Litigation, Resolution, and Settlement of Disputes with Adjoining Neighbors and Owners of Neighboring or Adjacent Properties Under California Law
Disputes between owners or occupants of neighboring properties are quite common, especially in San Francisco and other areas where there is little or no space between adjacent buildings, as well as in condominium developments.
The disputes often arise from construction work on one property which one neighbor objects to because it affects their light, air circulation or views, or because it has created excessive noise, dust, debris etc. or creates a hazard or condition which endangers or affects the reasonable use and occupancy of the neighbor’s property.

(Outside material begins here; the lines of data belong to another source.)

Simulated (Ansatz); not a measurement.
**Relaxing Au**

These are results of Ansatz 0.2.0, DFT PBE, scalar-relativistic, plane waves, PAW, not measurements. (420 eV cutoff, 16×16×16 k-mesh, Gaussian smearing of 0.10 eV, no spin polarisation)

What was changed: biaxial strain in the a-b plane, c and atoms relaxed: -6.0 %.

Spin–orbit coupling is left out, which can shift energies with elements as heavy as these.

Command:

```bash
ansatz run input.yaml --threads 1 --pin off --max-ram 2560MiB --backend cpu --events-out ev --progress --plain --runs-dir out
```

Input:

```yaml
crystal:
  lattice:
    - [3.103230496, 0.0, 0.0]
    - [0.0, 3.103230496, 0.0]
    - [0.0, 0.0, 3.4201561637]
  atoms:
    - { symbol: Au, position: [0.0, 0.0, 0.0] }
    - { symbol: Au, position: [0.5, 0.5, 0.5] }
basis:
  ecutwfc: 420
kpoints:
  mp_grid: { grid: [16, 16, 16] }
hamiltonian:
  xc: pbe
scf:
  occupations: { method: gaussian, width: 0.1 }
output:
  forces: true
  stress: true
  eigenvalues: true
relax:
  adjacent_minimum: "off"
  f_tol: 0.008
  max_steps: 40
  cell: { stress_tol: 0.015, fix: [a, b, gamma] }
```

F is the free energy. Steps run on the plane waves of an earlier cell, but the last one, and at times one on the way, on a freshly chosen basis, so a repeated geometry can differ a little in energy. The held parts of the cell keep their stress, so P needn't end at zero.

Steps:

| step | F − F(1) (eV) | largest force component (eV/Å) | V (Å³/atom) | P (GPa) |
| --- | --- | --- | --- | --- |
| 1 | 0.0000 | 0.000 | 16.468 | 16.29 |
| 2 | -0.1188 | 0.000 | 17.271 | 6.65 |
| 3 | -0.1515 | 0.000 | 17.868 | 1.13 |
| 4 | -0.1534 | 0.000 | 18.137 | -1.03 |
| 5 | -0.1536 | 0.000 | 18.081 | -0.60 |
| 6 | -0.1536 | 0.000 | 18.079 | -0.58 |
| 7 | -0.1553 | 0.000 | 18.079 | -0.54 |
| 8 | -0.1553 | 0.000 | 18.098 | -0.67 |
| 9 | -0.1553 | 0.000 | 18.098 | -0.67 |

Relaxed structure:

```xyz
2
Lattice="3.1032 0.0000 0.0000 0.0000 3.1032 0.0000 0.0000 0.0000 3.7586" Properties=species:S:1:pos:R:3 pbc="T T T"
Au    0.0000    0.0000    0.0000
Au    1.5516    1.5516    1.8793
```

Other disputes arise over trees, water drainage, the location of property boundary lines, retaining walls, joint fences, or the encroachment of structures or buildings mainly located on one property across or upon the legal boundary over or onto the other property.
Noise, odors, pollution, and other effects from the unreasonable use of one property or condominium unit frequently might adversely affect or prevent the reasonable use or enjoyment of the neighbor’s property home, or condominium.
While these disputes frequently need to be resolved in litigation, the best practice is for the adjoining or adjacent neighbors to try to resolve the disputes themselves, with or without the assistance of legal counsel.
There are a number of relatively low cost local mediation or neighborhood dispute resolution services which offer neutral third party professionals who can assist the parties in trying to achieve a joint resolution of the dispute, which can then be formally documented by means of a legally binding written settlement agreement.
If there is a concern that the problem is serious, urgent, or that the problems could continue into the future, or affect property values or your ability to sell or rent the property, then negotiation of binding legal Covenants - which can be recorded with the County Recorder, and which can bind and benefit future owners of both properties - may be appropriate. Legal counsel is almost always needed and should be engaged to negotiate, draft , and review these “Covenants Running with the Land”.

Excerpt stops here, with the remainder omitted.